Date of birth: 1894-08-01
Place of birth: Montreal Quebec Canada
Next of kin: Margaret Edwards, mother. Whitechapel, London, England
Marital status: single
Occupation (attested): Soldier
Occupation (normalized): Other Military Ranks
Religion: Anglican
Date of death: 1915-03-10
Cause of death: Killed in action
Buried: Le Touret Memorial, N/A

MILITARY INFORMATION

Regimental number: 11009
Highest Rank: Rank unknown
Rank detail

Rank unknown (British Army).

Degree of service: Europe
Survived war: no
Battle wounded/killed: The Bluff

RESEARCH INFORMATION

CVWM ID: No CVWM ID in our database, but try this.
CWGC ID: 858999
Uploader's Notes:

Son of Alfred Allisstone Edwards and Margaret Edwards (nee Belsey) of 165 Oxford Street, Stepney, London, England

William Edwards was born in 1894, the son of Alfred Edwards, a Liverpool-born Tinsmith Cannister Maker and his wife Margaret. Unlike his eleven London born British siblings, William was born in Montreal, Canada, and his nationality in the 1911 census is given as Canadian.

A resident of Whitechapel, London, he attested for the King’s Royal Rifle Corps in London in 1913 and served with the 1st Battalion during the Great War on the Western Front from 13 August 1914. As part of the 6th Brigade in the 2nd Division of the original British Expeditionary Force, his Battalion fought at the Battle of Mons, the subsequent retreat and the operations on the Marne, The Aisne and the First Battle of Ypres during which B, C and D Companies were surrounded and overwhelmed losing a total of 1027 men either killed, missing or wounded in just 6 weeks. In relation to this period of fighting, the casualty list of 26 November 1914 lists Edwards among those wounded.

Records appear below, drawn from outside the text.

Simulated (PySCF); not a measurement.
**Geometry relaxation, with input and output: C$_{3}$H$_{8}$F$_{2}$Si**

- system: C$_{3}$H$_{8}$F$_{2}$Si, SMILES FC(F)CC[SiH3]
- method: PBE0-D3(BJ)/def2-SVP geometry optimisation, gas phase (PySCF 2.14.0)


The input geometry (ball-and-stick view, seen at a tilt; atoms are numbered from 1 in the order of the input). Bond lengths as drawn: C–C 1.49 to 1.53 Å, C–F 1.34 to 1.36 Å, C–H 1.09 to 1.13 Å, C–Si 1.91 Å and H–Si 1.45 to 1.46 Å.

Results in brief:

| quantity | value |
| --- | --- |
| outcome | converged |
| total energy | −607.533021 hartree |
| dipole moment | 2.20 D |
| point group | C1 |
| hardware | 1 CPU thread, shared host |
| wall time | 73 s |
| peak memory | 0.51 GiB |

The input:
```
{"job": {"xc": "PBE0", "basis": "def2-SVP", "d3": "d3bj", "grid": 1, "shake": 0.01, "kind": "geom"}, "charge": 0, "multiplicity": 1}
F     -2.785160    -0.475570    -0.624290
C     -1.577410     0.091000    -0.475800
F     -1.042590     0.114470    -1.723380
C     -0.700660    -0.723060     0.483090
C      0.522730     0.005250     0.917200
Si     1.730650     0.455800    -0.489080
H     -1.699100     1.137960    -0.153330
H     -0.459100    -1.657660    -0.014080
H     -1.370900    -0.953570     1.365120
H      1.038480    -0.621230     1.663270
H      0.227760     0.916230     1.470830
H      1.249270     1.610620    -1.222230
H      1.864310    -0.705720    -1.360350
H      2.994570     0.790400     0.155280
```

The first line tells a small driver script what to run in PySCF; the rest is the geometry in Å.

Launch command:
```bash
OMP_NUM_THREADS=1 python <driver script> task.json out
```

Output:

Private Edwards was killed in action on 10 March 1915 during a failed assault by the 6th Brigade on the enemy’s trenches at The Bluff, near Givenchy-lès-la-Bassée. In regards to this attack, which cost the battalion a total of 256 men killed, wounded or missing, the battalion war diary states, ‘if gallantry and determination could have commanded success it would have been theirs..’ He has no known grave, and is commemorated on Le Touret Memorial, France.

Uploader's Research notes:

1914 Star, with copy clasp (11009 Pte. W. Edwards. 1/K.R. Rif: C.); British War and Victory Medals (11009 Pte. W. Edwards. K.R. Rif. C.)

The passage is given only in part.